Everett True 

Sarah Blasko: Depth of Field review – sublime vulnerability with a dark undercurrent

Australian artist’s impressive sixth album is an intimate exploration of desire haunted by a sense of deep disquiet
  
  

Sarah Blasko
Sarah Blasko’s sixth album could be her international breakthrough. Photograph: Kylie Coutts/EMI

Is Sarah Blasko going through deep trauma, or a massive break-up? Many of the songs on her new album, Depth of Field, seem to indicate so.

In some places they call to mind Donna Summer; in others they are reminiscent of Sophie Ellis-Bextor’s troubling (and sublime) Murder on the Dancefloor. Her music is shot through with desire, a longing that goes beyond the usual template of imagined and sometimes real slights. Calling a song Never Let Me Go may well not be the most original idea around, but Blasko invests the phrase with a degree of vulnerability and hope that goes far beyond the norm.

The songs on Blasko’s sixth album feel possessed of a dark undercurrent, the sort of edge that comes around after you have spent one too many late-night hours waiting for your partner to return home from carousing. You can visualise the mirror ball throwing cascade confusion during the opening song, Phantom, but the lyrics refer to something darker yet, a “phantom heartbeat”.

Is Blasko singing about an imaginary child? A never-born? Her poise and her voice are immaculate – crystalline, enticing – but the music and sentiments seem deeply troubled. Blasko herself claims the song concerns other matters entirely.

I asked my dad [a history and English teacher] to record himself reading poetry for inspiration,” she says. “He quoted a line from Nietzsche which contained the word ‘phantom’. This song is about the role that influential people play in your life, forming who you are. I feel I carry them with me. Their presence is so tangible even when they’re not there, like a phantom limb.”

A phantom limb: this is what Depth of Field feels to me right now. Songs like the swirling Heaven Sent and beckoning intimacy of Read My Mind race around my head like a real friend, or a forbidden lover. I have carried this album almost everywhere with me for weeks now. Whether it is playing through my headphones or not, Blasko’s cajoling, sensational voice soundtracks the inner sadness and mundane reality of the 10.09 train to Guildford. Another half-hour delay? Another chance to listen to Blasko.

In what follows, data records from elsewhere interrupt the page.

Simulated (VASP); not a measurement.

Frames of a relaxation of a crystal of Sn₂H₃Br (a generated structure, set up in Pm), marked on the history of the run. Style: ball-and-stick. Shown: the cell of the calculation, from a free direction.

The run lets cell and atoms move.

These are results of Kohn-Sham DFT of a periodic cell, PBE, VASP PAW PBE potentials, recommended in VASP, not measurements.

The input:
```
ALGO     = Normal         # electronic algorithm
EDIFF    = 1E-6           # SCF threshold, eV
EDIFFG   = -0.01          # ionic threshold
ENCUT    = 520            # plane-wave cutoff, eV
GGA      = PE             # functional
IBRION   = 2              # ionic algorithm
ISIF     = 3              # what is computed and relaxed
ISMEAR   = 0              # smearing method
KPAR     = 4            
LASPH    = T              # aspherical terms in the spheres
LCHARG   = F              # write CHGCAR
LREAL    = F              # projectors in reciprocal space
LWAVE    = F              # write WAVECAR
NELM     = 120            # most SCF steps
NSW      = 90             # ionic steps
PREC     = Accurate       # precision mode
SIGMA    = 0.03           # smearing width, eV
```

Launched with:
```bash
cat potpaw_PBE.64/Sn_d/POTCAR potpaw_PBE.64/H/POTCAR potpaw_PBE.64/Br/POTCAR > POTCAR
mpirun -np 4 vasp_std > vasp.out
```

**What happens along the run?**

Reviewing this Australian songwriter’s Aria-award-winning fifth album, 2015’s Eternal Return, I made reference to Olivia Newton-John. In particular, I feel that both singers have the ability to perform broken hearts that can help shatter and mend real ones, too. I wrote: “Her songwriting craft is so advanced, her grasp of pop so redolent, it is sometimes easy to forget how great a singer Blasko is.”